There’s a good reason that the Super Idol has never been used in Survivor history; the threat is more powerful than its action.
Death, taxes and twists in Survivor. Those are the three universals to Survivor fans, as Jeff Probst and the production crew have done a good job at throwing wrenches into players’ plans by creating chaos within the traditional outwit, outplay and outlast gameplay. In recent seasons, secret advantages, extra votes and outright vote steals have made post-merge gameplay exciting, varied or, sometimes, game-ending. However, none have been as powerful as the Super Idol.
The Super Idol, which allows its user to use it after the votes have been read and eliminate all votes against them (finder only in Cagayan), gives the player comfort in seeing how things play out before playing their hand. However, what owners have either learned beforehand (or have discovered in defeat) is that a Super Idol is better in theory than it is in practice.
Warning; the following will discuss end-game details about Survivor seasons in Panama, Cagayan, Cook Islands, Kaoh Rong and the first episode of Heroes vs. Healers vs. Hustlers.
Let’s look at the best examples of using the Super Idol as a tool for strategic play. Back in Cook Islands, Yul found the hidden Super Idol while on Exile Island. Knowing he would only use it when push came to shove, he kept quiet about it until absolutely necessary. With the absolute betrayal of Candice and Penner at the hand of a Mutiny, Yul did everything he could to keep the Aitu 4 together against the opposing Raro 8.

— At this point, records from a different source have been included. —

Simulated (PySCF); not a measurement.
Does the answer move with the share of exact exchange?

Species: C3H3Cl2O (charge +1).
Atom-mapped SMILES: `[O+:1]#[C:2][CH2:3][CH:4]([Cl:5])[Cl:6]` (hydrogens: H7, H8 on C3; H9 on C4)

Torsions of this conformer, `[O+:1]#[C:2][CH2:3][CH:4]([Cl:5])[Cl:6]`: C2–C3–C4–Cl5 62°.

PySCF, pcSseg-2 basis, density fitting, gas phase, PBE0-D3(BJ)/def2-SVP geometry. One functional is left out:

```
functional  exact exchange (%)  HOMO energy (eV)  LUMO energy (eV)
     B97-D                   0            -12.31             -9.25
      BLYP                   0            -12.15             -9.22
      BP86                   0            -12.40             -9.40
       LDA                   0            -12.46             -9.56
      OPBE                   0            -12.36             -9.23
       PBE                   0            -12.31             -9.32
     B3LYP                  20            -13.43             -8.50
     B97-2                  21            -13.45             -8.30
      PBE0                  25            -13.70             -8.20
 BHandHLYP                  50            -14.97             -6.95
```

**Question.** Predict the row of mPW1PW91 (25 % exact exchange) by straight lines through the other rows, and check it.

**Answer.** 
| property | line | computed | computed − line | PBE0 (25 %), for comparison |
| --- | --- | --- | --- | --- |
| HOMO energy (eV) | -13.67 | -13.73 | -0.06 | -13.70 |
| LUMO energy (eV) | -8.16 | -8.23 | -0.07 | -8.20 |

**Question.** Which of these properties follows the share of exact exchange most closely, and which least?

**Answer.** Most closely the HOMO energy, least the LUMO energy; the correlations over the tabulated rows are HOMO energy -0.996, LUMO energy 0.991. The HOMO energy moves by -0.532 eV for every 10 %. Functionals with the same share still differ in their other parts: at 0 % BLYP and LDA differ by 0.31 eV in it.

Three straight tribal Immunity wins brought the numbers to 5-4, but even then Yul knew that a Super Idol play after the votes would only result in a tie at 4-4 after the merge’s Tribal Council, causing too much variance for the logical Yul to be comfortable. That’s when he approached the logically-likeminded Penner with the possibility of him having an idol, letting him realize that if he doesn’t flip back to the Aitu 4, they’re all going to vote him home.
In that instance, the Super Idol becomes a social and strategic manipulator in Survivor, as it gave Yul the power to mastermind a brutal blindside in a way that made people more sour with Penner than afraid of him. When people complain about the Super Idol being overpowered, they underplay just how strategic Yul was with it. His manipulation was a big reason why he ended up winning the season.
As Tony Vlachos proved in Survivor Cagayan, you can have the Super Idol in your pocket as an extra shield to let you go wild with your gameplay as a means of winning the game. Tony was always brash even without the Tyler Perry Idol, as he almost always had a regular one he could use instead. However, after receiving a clue from the Auction after holding off spending any money in all previous rounds, he uncovered a Super Idol he could only use on himself.
By that time, Tony was taking out the strongest targets once they stopped winning Individual Immunity Challenges. As Tasha was voted out and Tony was about to blindside his closest ally, Trish, had already revealed that he has a Super Idol with “special powers” that he could use after the votes were cast. He was actually bluffing when he first said it, but eventually, he found one. He even wore another around his neck at Tribal Council to remind others he could end their game.
Even after his legit Super Idol had expired in usage, Tony lied about how he could use it at Final Four. The fact that he could send whoever voted for him home with Spencer, Kass and Woo still in the game was a huge deterrent and showed how strong Tony was at getting into peoples’ minds. He played just crazy enough that he could follow through on any threat, making his Super Idol bluff a play that kept him in the game long enough to win.
As we’ve seen in Survivor, things don’t go as well as intended when trying to play a Super Idol. In Kaoh Rong, only when two idols were combined together could a post-vote negation of votes for a user work. It’s very likely two players would find an idol by themselves in the way keys were hidden up in trees and buried in chests around the islands, meaning co-operation was likely.
With Tai and Scot in possession of hidden immunity idols and Jason safe with the Individual Immunity necklace, the vote came down to 4-2-2 with Aubry and Tai in the minority. As re-votes were allowed, a Super Idol play would have kept Scot, Jason, Tai and Julia in control for the rest of the game. However, three didn’t see Tai going against them, even as they played mean and didn’t take his say into consideration. By trying to play the Super Idol, Tai stayed put, and Scot went home, thus taking those three out in succession shortly after.
The only player that didn’t have the Super Idol affect their game at all was Terry Deitz. With pre-merge votes going in his favor and winning all the Individual Immunity Challenges before the Final Four, Terry played a straight-up comp beast game and never tailored his gameplay to save his La Mina alliance. His only downfall was losing the Final Immunity Challenge, as Danielle reneged on her Final Two promise and cut him on Day 38.
Why is this important? As I brought up earlier this week, Chrissy Hofbeck of Survivor season 35 has already decided not to use her Super Idol, which was effective only at the first Tribal Council. While I defended her inaction within the context of this season’s various options of what she can do, a closer look at the numbers over the course of this show, the Super Idol has many uses beyond actual play in a lengthy individual game.
Out of five possible instances in Survivor, the Super Idol has not been used for its intended post-vote-nullifying purpose once. Even though Chrissy could have flipped the tables at the Heroes tribe by using it, an opportunity remains to get effectiveness out of a now-defunct tool.
The Super Idol is better in theory than in practice; its power is strongest when it lays as a dormant threat.